Testimonials
Since 2019, Dr. Lisa Kaczmarczyk has served as the external evaluator for our multi-year, interdisciplinary National Science Foundation Research Traineeship (NRT) project in smart cities and smart living. From the beginning, Dr. Kaczmarczyk demonstrated excellent proficiency in various aspects of evaluation and assessment, including taking time to read and understand the grant proposal, guiding us in the creation of the logic model, advising on data collection and analysis, and keeping the stated goals and project outcomes at the forefront. During the active years of our training grant, Dr. Kaczmarczyk’s activities centered upon the closed focus group sessions between herself and the NRT graduate students (“trainees”) during our Annual Retreat. In the sessions, trainees provide candid feedback to Dr. Kaczmarczyk on key points of the training program, including (but not limited to): courses, workshops, requirements and expectations, relationship-building, and trainee experiences and challenges. Dr. Kaczmarczyk then shared her findings with NRT leadership along with her recommendations (which are subsequently shared with the Independent Advisory Board and internal Evaluations and Outcomes Committee). She then incorporates her findings into her own annual report, which examines the project’s performance overall. Dr. Kaczmarczyk also attends (or watches the recording of) the bi-annual meetings with the Independent Advisory Board. Her activities/findings have been instrumental in informing and improving the training project each year. I highly recommend Dr. Kaczmarczyk and look forward to opportunities to work with her again.

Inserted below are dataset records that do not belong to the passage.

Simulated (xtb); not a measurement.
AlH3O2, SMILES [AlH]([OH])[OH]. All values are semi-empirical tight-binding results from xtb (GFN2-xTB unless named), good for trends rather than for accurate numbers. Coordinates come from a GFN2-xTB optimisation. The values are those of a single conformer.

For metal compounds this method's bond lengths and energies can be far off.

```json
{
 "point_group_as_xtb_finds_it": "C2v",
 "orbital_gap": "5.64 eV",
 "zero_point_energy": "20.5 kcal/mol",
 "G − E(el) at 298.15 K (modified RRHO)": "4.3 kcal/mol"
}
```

We have engaged the services of Dr. Kaczmarczyk to assist us in the design, development, and widespread implementation of evaluation plans for our federally funded, multi-year computer science education project. Over the course of the past five years, Dr. Kaczmarczyk has demonstrated valuable expertise in the coordination of data collection, analysis and redesign of evaluation plans. She provided us with timely reports containing objective formative as well as summative cross-institutional assessment of our project activities that assisted our team (and our funding agency) in demonstrating the overall impact of our project. We recommend her highly and continue to engage her expertise for all our future projects.
Lisa‘s unique experience and skill set positions her well for delivering outstanding evaluation services to both the academic and industrial communities. Dr. Kaczmarczyk works closely with her clients to create a balanced evaluation plan that applies assessment metrics yielding insightful data. She easily operates across entire stakeholder teams (including end users) to determine and communicate progress towards project goals and objectives. Dr. Kaczmarczyk’s extensive experience with formative, developmental and summative evaluation techniques, combined with her outstanding organizational skills, ensure that project leaders always know in a timely fashion the impact of their project.
Lisa’s department head at Rose-Hulman Institute of Technology recommended her as a motivational speaker for a conference that I organized in Indiana. The conference brought together undergraduate and graduate students, faculty members and industry leaders in computing. Research indicates that intentional role modeling enhances recruitment and retention (R&R) for women in computing – a discipline where women are woefully under-represented. The over-riding goal of the conference also emphasized R&R. Her keynote dominated the conference. Conference assessment validated Lisa’s choice as speaker and demonstrated statistically how powerfully she delivered her message. Student after student wrote in the open-ended section of the on-line survey how meaningful and encouraging she found Lisa’s keynote. Of course, I heard the keynote too. Despite being consumed by conference details and responsibilities, Lisa’s storytelling style and hit-the-target message grabbed my attention – so much so that I remember every detail nearly four years later. How many times does that happen? Two examples: Trust your own instincts and do not pass up new opportunities when they present themselves. You know what? I subsequently resigned my job as department chair, after hearing Lisa’s message. I realized that paperwork and other chairship busywork blocked efforts where my passion lies: In R&R of women in computing. I’ll be forever grateful to Lisa and her inspiring words, because four years later I can see that I made the right decision.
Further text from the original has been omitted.